RISC-V and xDSL research at HiPEAC 2024
22 January 2024
Nick Brown reviews EPCC's activities at HiPEAC, a European forum for computing systems researchers, industry representatives, and students.
The HiPEAC conference targets a range of computing, including high performance, embedded, edge and novel architectures, and a wide range of technical topics were explored and discussed, with support from many of the major vendors. The three-day event was held in Munich this year,
I attended to give a talk as part of the RISC-V workshop on the first day. With the room packed, and speakers including representatives from RISC-V International, vendors such as Esperanto, Rivos and Ventana, and academic projects, it was a fantastic showcase of the significant momentum that RISC-V is gaining in high-end computing.
ExCALIBUR RISC-V testbed
It is this rapid pace of change that I explored in my talk. I introduced the RISC-V testbed that we host in EPCC (funded by the ExCALIBUR H&ES programme) and reflected on how quickly the RISC-V hardware and software ecosystems have developed over the past 18 months or so, from struggling to find physical hardware at the beginning to now providing access to 64-core SG2042 RISC-V CPUs. I summarised some of our recent work to benchmark the SG2042 against other RISC-V devices and x86 (see https://browse.arxiv.org/pdf/2309.00381.pdf for more details), and shared how this fits into the wider UK HPC strategy.

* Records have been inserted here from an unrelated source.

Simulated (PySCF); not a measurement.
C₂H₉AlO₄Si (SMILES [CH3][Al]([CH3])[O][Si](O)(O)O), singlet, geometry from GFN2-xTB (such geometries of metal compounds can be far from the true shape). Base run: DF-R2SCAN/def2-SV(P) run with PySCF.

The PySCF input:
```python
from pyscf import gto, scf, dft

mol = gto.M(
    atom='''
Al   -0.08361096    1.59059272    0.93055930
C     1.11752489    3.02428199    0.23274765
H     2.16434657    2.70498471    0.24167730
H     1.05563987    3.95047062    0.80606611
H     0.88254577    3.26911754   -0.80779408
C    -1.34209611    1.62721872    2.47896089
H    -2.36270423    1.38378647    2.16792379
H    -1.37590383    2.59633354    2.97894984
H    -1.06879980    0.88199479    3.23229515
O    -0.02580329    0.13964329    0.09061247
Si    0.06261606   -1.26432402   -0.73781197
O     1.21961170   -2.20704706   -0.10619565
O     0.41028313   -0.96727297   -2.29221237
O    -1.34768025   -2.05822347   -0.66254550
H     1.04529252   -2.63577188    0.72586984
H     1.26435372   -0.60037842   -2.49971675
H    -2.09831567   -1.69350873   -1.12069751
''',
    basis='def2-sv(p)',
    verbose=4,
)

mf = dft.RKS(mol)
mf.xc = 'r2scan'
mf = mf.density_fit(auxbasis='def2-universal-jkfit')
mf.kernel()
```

Tobias Grosser presents work done in xDSL.
My talk at the RISC-V workshop was not the only activity at HiPEAC related to EPCC projects. Tobias Grosser, formally at the School of Informatics in Edinburgh, leads the xDSL project that EPCC is also involved in, and he gave an invited talk at the PARMA-DITAM workshop.
Tobias' talk explored how the work done in xDSL enables easy use of MLIR from Python, how this enables the consolidation of Domain Specific Language (DSL) ecosystems (specifically PSyclone and Devito), and how some of the work done in the project is in the process of being fed back to the wider MLIR community.
Overall, HiPEAC was a busy but highly enjoyable conference, I saw many old friends and enjoyed the wide range of technical subjects that were explored. The challenge I always find is that I come away from such conferences with so many new ideas, but the same limited time to be able to explore and execute them!